Spectral density of individual trajectories of an active Brownian particle

TL;DR

This paper analytically investigates the spectral density of individual trajectories of active Brownian particles, revealing distinctive features that differentiate active from passive motion, and explores finite-time effects and correlations.

Contribution

It provides exact analytical expressions for the spectral density and its variability in active Brownian motion, including finite-time and cross-correlation analyses, advancing understanding of single-trajectory spectral features.

Findings

Spectral density distinguishes active from passive Brownian motion.

Finite observation time affects spectral density and variability.

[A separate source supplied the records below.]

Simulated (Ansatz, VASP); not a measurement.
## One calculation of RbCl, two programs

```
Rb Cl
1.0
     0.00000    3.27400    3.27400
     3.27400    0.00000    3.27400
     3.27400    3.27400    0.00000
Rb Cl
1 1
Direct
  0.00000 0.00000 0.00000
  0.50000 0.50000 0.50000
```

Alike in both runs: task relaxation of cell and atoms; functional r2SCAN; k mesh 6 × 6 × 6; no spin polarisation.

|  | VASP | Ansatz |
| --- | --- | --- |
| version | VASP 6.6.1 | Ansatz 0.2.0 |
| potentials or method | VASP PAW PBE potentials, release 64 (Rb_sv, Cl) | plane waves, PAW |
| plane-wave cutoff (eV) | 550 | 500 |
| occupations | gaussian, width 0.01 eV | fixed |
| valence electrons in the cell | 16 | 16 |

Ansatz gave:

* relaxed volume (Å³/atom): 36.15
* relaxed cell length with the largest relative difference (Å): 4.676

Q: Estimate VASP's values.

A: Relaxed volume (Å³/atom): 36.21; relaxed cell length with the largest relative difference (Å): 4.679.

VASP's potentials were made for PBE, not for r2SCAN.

Cross-correlations between spatial components are characterized.

Abstract

We study analytically the single-trajectory spectral density (STSD) of an active Brownian motion as exhibited, for example, by the dynamics of a chemically-active Janus colloid. We evaluate the standardly-defined spectral density, i.e. the STSD averaged over a statistical ensemble of trajectories in the limit of an infinitely long observation time $T$, and also go beyond the standard analysis by considering the coefficient of variation $\gamma$ of the distribution of the STSD. Moreover, we analyse the finite-$T$ behaviour of the STSD and $\gamma$, determine the cross-correlations between spatial components of the STSD, and address the effects of translational diffusion on the functional forms of spectral densities. The exact expressions that we obtain unveil many distinctive features of active Brownian motion compared to its passive counterpart, which allow to distinguish between these two classes based solely on the spectral content of individual trajectories.